But poor Joey didn't know what was going on, and that was a bit of a problem.  His own mini ski school, called "Gentle Beginnings," is for two hours each morning on the play slope right outside our hotel.  It's a class just for 3- and 4-year-olds, and the instructor returns the little ones to our hotel when they're done, for lunch and play.

The day care said it would be easiest for them if we dropped Joey off early and left them to suit him up, which certainly would be easier for us, too: I'll scarcely miss the fun of packing a three-year-old in heavy clothes and even heavier plastic boots. But when we handed Joey over, a look of distress crossed his face. "But...but...what 'bout Awex?"  His concerned protests quickly switched to panic as he realized we meant to abandon him, without even the comfort of his brother: I'm afraid we could hear him crying as we walked away to the cellar for our skis.
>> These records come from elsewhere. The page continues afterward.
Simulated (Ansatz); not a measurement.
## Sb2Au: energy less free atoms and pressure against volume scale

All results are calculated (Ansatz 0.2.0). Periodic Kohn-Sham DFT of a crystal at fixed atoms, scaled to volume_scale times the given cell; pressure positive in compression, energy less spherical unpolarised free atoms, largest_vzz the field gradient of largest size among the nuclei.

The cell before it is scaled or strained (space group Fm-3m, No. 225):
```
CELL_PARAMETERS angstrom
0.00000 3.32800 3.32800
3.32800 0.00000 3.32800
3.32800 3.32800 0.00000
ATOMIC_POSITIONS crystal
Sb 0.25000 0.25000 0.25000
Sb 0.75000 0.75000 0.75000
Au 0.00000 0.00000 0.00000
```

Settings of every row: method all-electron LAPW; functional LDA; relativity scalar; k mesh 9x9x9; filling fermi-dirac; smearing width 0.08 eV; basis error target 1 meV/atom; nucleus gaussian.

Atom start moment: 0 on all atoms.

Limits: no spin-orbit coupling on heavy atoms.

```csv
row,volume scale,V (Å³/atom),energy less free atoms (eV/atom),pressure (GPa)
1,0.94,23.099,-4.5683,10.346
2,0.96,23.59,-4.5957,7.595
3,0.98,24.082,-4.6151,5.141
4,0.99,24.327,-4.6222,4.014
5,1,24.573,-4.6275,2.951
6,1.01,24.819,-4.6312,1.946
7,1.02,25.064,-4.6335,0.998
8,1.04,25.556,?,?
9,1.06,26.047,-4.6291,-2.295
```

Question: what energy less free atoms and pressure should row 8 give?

And Alex, sweet boy that he is, reached out to hug his fretful brother immediately, but as he comforted Joey, he absorbed his brother's fear. Where he had been jaunty, now he was upset and frightened.  As we stuffed him in his ski boots, he tried every angle he could think of, desperate to say the magic phrase that would release him from his fate and let him stay behind with Joey. "I'm super itchy!" "I can't get my boots on!" "My pants aren't tucked in right!" "I'm too tired!" "It's too hot!" "It's too cold!" "I don't wanna!"

Do you remember, back in February, when Dennis and I stood on the sidelines and watched our kids' first exposure to Austrian ski school.  Do you remember how aghast we were when we watched a little boy, flat on his back, weeping, adjacent to the line for the lift, while his mother glared at him with flinty eyes and barked "Stand!"
Oh, dear. Joey's not so sure about ski school.
Well, either Dennis and I are just exhausted and need a little back-up, or we've become a little more calloused, but neither Dennis nor I lent much of an ear to poor Alex.  "Stand!"

To be fair to Alex, the trip up the mountain wasn't exactly easy.  While we could have walked to the lifts, it's not a fun walk when you're wearing ski boots. But there's a little underground train that runs the length of Serfaus: the closest station is about two blocks from our hotel, and it runs to a lift that drops us off right at the snow park where the kids all have skiing lessons.  In theory, it sounds easy, but when you throw in a ten-minute wait in the train station, where you're jostled by over a hundred other impatient kids and their parents, it somehow gets harder.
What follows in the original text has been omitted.